Chris Christie Seeks To Emulate McCain 2008 Campaign

Former New Jersey governor Chris Christie is banking on New Hampshire to propel his presidential campaign forward. This strategic move mirrors the approach adopted by the late Arizona senator John McCain, who won the New Hampshire primary twice during his two presidential campaigns and eventually secured the Republican nomination in 2008.

Currently facing challenging odds, Christie draws inspiration from McCain’s unlikely success in New Hampshire. In 2007, McCain trailed behind Mitt Romney and Rudy Giuliani in the polls, with little hope of victory. However, his perseverance paid off when he won the primary and eventually became the nominee.

But the political dynamics in New Hampshire have changed since McCain’s time. Donald Trump, who won the state’s primary in 2016, is again a formidable contender. Some political observers caution against solely focusing on New Hampshire, citing the importance of looking ahead and gaining momentum.

Current polls in New Hampshire indicate that Chris Christie is lagging behind former South Carolina governor Nikki Haley, who has secured endorsements from New Hampshire Governor Chris Sununu. Trump, however, maintains a significant lead, prompting some anti-Trump Republicans to advocate for Christie to exit the race in order to enhance Haley’s prospects. Yet, the extent to which Christie’s supporters would pivot to Haley and whether this shift could propel her ahead of Trump remains uncertain.

Despite the pressure, Christie remains steadfast in his determination to stay in the race. His supporters, including longtime GOP donor Bobbie Kilberg, believe in the strength of his ideas and his ability to prevail, much like McCain did. Christie has focused his campaign efforts on counties President Biden won in 2020 while also appearing in counties that Trump carried.

The ability of undeclared voters, known as independents, to participate in the Republican primary in New Hampshire may work in Christie’s favor. Like other GOP contenders vying for attention in the Iowa caucuses, Christie has prioritized the first-in-the-nation primary state.

Although Christie’s campaign asserts that he has a path to the nomination beyond New Hampshire, his chances ultimately rely on a solid showing in the state’s primary on January 23rd.
Supporters like Rebecca Weidner, who voted for McCain, value Christie’s moderate approach and believe he can bridge the partisan divide that has plagued the country.

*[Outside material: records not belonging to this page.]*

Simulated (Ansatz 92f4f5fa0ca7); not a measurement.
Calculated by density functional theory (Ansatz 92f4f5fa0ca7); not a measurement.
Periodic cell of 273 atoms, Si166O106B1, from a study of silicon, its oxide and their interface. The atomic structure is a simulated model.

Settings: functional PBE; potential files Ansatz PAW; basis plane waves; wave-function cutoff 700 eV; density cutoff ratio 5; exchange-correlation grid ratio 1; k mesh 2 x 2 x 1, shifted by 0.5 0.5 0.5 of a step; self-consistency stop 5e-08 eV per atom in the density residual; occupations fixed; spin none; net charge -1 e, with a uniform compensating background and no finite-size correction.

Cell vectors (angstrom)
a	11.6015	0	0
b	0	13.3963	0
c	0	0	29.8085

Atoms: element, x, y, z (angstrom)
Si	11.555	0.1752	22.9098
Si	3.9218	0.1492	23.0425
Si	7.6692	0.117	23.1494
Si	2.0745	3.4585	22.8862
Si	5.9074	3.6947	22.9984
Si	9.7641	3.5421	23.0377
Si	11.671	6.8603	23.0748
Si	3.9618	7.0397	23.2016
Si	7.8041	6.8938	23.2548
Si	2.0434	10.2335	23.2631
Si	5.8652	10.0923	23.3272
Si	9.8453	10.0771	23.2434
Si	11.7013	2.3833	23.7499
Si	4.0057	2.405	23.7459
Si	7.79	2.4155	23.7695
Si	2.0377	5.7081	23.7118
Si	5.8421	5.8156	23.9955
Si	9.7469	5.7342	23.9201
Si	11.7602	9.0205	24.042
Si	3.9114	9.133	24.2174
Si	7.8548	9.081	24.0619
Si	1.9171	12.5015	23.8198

While McCain’s victories in New Hampshire were crucial to his campaigns, the state also played a pivotal role in Trump’s 2016 primary win. Trump’s popularity remains strong in the state, but the field of viable contenders is smaller this time. Some speculate that Trump may capture McCain’s voter base, replacing straight talk with populism. In his bid to catch a similar wave, Christie faces the challenge of cutting through the noise, especially with Trump’s absence from the GOP primary debates.